If coming into Ica from Nazca, Arequipa or Cusco, ask the driver to let you off at "desvió Huacachina" or "cruce Huacachina" - the turn off is before the center of the city/bus stations and getting off here will save you time and money.
The town is extremely small, and visitors can walk from one end to another within a few minutes.
Taxis are used to travel from Huacachina to sites in Ica, and moto-taxis can be used within Ica to affordably travel to locations that are too far too walk. Most taxis charge 2.5 or 3 soles for trips from one location in the city to another. Most taxi-motos charge 1.50 soles, making it a very cheap way to get around.
Watch the sunset from the rim of the dunes. Amazing colours and views. You can walk up for the sunrise but be careful as there are no marked paths. To hike up to the top of the biggest dune on the north of the lagoon takes no more than 25 minutes and the views are spectacular.
Sandboarding and dune buggy rides are the main attractions in Huacachina.
Tours of the Bodegas and Wineries: in Ica there are about a zillion different bodegas and wineries that produce pisco and sweet red wine. These bodegas range from the small family-run "artesanal" bodegas to huge industrial bodegas that supply the entire country with pisco and export to Europe and the US. Perhaps the best artesanal bodega is "Catador" and the best industrial bodegas are probably "Tacama" and "Vista Alegre"-
There are two museums in nearby Ica, but the one that is of most interest to visitors is probably the archaeology museum, el MUSEO REGIONAL DE ICA. The museum is full of clay pottery, mummies, and trepanned human skulls (skulls that have had holes drilled into them for surgical reasons, while the person was alive) and textiles from the various indigenous groups that have lived in the Ica region for thousands of years. The dry sand from the desert preserves the bodies and fabrics in impressive condition. The museum costs 10 soles, and is worth a visit although superior museums can be found in Lima, Arequipa, and the north of Peru.
The other museum is rarely open because the building it is located in, and its exhibits, where heavily damaged during a 2007 earthquake. It is the Museo de Piedras Grabadas, the museum of recorded stones. It is a large collection of round, smooth stones with images of fish, dinosaurs, and people carved on them. The creator of the museum claims they are thousands of years old, but virtually all scientists hold a skeptical opinion of the rocks and strongly suspect they are modern hoaxes. It is not recommended to visit this museum because to do so supports scientific hoaxes and is a waste of money.
The following activities are best done as part of an organized tour. There are numerous reputable agencies in Huacachina.
Near the entrance to the Huacachina promenade are a number of kiosks. Some are selling souvenirs, jewelry, t-shirts and other touristy knicknacks. Others sell tasty jams made from fruits in the area (such as mangos, figs, or guanabana) and some liqueurs from Ica such as pisco and wine. Apart from these small shops, there are only tiny convenience stores. Virtually all items are more expensive than when purchased in Ica.
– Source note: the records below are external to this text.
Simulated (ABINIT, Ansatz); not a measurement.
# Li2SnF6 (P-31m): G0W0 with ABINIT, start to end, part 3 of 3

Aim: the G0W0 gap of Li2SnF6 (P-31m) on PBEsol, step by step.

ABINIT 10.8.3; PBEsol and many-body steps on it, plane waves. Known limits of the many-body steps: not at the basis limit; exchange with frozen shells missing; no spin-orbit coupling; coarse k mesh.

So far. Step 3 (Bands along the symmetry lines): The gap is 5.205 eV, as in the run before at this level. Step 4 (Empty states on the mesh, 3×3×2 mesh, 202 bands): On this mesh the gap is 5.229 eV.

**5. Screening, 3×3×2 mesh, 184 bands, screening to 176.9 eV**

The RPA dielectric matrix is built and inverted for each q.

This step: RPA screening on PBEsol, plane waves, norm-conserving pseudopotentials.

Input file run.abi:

The only ATM in the town is located at the Huacachinero hostal. It frequently is out of cash. Many places in Huacachina accept Visa/Mastercard but best to ask beforehand. Ica, located a few kilometers away, has a number of ATM machines as well as money-changers who will convert your dollars into soles and vice versa in exchange for a small commission.
There are numerous restaurants in Huacachina, all of them overpriced when compared to normal Peruvian prices. For budget travellers it is highly recommended to bring food from Ica. The cheapest menu (10S) can be found offered at a restaurant 1 street back from the north-eastern corner of the lake.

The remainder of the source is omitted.